The intent is different. I do not subscribe to the modern day thought
that there are opera singers, and Lieder
singers, and concert singers. If it’s not ridiculous, it’s certainly
a perversion of what basic singing is all about. It didn’t used to
be like that. My great idols in life included Lotte Lehmann, Heinrich
Schlusnus, Gerhard Huesch and others. It wasn’t always differentiated.
One sings different kinds of music with a different intent, and whether one
can have the flexibility of understanding different psychologies, and therefore
different intents of music making, that’s individual to each artist.
But to make it into some sort of marketing category, or even operatic category,
or just a basic description, I find somehow limiting to the singing soul.
It doesn’t make any sense to me. I don’t mean to get so metaphysical
all the time, but it irritates me on a very basic level. I just don’t
agree with it. I think it’s nonsense. If opera singers would
sing more songs — and inevitably, if you talk to anybody who does
— they would find a richer experience in exploring the opera repertoire,
and vice versa. The Lieder
repertoire should not be necessarily diminutive of the grand operatic experience.
It’s a different formula. Again, it has a different intent, a different
forum, but it’s still the landscape of the human condition.
BD: Can Lieder evenings ever make a real comeback,
a solid comeback?
TH: On one level
they don’t have to make a comeback. They may not be as prevalent, but
the evenings that are there are doing just fine. We’re really walking
on thin ice here, but for the solo performance, the Lieder evenings, the song evenings the
artists themselves need to be more imaginative in terms of repertoire.
The critical establishment needs to be more aware of what the singing history
is all about, both in terms of the physical production of singing, as well
as the intent of narrating and singing songs to people. That’s very
often criticized. I’ve tried very hard to stay within the norm of repertoire,
but at the same time expand the edges a bit. Not even expand the edges...
that sounds too self-aggrandizing. What I mean is just simply singing
things that haven’t been sung for a while because I think they’re very good.
And for the most part it seems to be accepted, although you do hear the odd
comment, “With his abilities, why does he mess around with this sort of peripheral
stuff? Where’s his Winterreise?
Where’s his Schöne Müllerin?”
Well, it’s coming. That’ll be fine, but there’s more to life than that.
Besides that, it seems to be as soon as I do that, it’ll be, “Okay,
that was great, and that was Hampson’s,” and I might
even stay on a couple of charts for three or four, five, six, seven weeks.
Then they will say, “Well, who’s behind him? Who’s also doing it?
Why don’t we have him do it, or her do it, or this do it, or that do it?”

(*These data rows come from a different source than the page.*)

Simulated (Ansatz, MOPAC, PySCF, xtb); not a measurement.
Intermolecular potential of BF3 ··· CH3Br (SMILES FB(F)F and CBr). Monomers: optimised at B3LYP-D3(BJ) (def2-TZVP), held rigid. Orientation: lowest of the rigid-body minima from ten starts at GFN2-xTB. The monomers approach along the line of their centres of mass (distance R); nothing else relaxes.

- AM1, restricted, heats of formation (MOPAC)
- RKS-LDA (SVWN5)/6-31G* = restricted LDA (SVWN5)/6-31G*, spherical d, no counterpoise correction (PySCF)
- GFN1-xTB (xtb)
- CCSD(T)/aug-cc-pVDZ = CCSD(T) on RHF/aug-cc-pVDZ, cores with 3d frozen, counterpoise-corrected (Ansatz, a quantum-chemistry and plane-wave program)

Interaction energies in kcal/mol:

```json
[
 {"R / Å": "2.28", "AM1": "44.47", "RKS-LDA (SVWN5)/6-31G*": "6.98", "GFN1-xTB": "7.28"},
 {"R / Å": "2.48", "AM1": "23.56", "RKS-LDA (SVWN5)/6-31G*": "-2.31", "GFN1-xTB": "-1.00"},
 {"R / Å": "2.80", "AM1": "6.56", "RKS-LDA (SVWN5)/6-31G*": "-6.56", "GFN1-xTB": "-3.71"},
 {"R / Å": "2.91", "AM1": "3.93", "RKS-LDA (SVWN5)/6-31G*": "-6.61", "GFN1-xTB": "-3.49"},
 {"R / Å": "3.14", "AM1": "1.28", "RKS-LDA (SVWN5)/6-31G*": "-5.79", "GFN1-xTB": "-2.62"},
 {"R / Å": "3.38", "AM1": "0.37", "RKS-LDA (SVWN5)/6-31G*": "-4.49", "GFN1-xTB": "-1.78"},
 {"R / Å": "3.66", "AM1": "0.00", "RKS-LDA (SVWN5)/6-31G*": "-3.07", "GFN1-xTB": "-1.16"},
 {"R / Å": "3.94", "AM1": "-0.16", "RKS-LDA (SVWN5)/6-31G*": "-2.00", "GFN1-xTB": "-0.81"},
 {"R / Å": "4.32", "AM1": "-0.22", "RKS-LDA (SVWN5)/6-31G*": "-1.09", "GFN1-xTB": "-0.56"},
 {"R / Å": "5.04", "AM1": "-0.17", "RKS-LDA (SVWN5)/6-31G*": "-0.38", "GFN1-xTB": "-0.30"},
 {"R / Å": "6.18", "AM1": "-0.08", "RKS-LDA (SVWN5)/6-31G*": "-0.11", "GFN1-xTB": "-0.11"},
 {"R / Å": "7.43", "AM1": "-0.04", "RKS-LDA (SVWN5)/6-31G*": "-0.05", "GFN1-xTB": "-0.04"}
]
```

As long as that seems to be the atmosphere of celebrity and consumption,
then it’ll always be a problem as to how to motivate people to come into
an auditorium and reflect on different aspects of the human soul through
music.
BD:
That’s the word — ‘consumption’!
TH: It is consumptive.
It is! But you hear the same arguments from the visual arts and from
people writing books.
BD: Perhaps it
is because you started in the big Mozart roles and a few of the other large
things that they expect you to do the same thing with the Lieder — Winterreise and Schöne Müllerin —
rather than the smaller songs. If you had started with smaller
roles or secondary roles or odd roles, perhaps they would have a different
expectation.
TH: Maybe so; I
don’t know. For me, Winterreise
is bigger than any role I have yet to date sung. For me, Winterreise has such enormous consequences
of life that I haven’t felt prepared to really grapple it.
BD: And of course,
75 minutes of straight singing is nothing to be sniffed at!
TH: Well, exactly.
The physical demand is keen, but that’s less my concern. If your psychological
demand is in line, it transcends the physical necessity of any repertoire.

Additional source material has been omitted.